Q34 of 38 · CI/CD & DevOps

How would you implement contract testing between microservices in a CI pipeline?

CI/CD & DevOpsSeniorci-cdcontract-testingpactmicroservicesapi-testing

Short answer

Short answer: Use a consumer-driven contract tool such as Pact. Consumers publish contracts to a Pact Broker when their tests run; providers verify against those contracts in their own CI. A broken contract fails the provider's build before any shared integration environment is involved.

Detail

Contract testing solves the integration testing bottleneck in microservices: you do not need both services running together to verify the interface. The consumer writes a Pact test describing the HTTP calls it makes and the responses it expects. The Pact framework records this as a contract (JSON) and publishes it to a Pact Broker.

The provider's CI fetches the contract, replays the expected requests against a running instance of itself, and verifies its responses match. If the provider renames a field or changes a response shape, the test fails in the provider's pipeline before the change reaches staging.

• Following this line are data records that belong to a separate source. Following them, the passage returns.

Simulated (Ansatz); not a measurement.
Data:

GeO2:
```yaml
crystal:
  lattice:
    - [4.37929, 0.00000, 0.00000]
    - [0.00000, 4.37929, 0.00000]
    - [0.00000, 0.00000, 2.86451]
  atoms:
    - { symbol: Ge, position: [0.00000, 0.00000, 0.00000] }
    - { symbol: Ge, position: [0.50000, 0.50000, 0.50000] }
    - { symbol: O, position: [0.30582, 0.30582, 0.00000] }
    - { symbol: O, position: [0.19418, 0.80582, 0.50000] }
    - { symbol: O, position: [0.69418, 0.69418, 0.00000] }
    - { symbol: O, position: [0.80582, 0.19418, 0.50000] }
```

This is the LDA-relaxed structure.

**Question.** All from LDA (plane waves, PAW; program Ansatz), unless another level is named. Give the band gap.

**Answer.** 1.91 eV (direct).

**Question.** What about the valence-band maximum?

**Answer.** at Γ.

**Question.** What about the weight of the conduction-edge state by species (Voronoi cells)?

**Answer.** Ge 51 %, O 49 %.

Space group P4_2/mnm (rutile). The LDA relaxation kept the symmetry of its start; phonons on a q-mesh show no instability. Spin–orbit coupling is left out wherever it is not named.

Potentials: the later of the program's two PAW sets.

The deployment pipeline uses the Pact Broker's can-i-deploy CLI as a gate: it checks whether every contract the service participates in is verified and green for the target environment. A service that would break a consumer cannot be promoted.

// WHAT INTERVIEWERS LOOK FOR

Consumer-driven flow: consumer writes, provider verifies. Pact Broker as the contract store. The 'can-i-deploy' gate as the CI integration point. Why this is better than mocking the provider.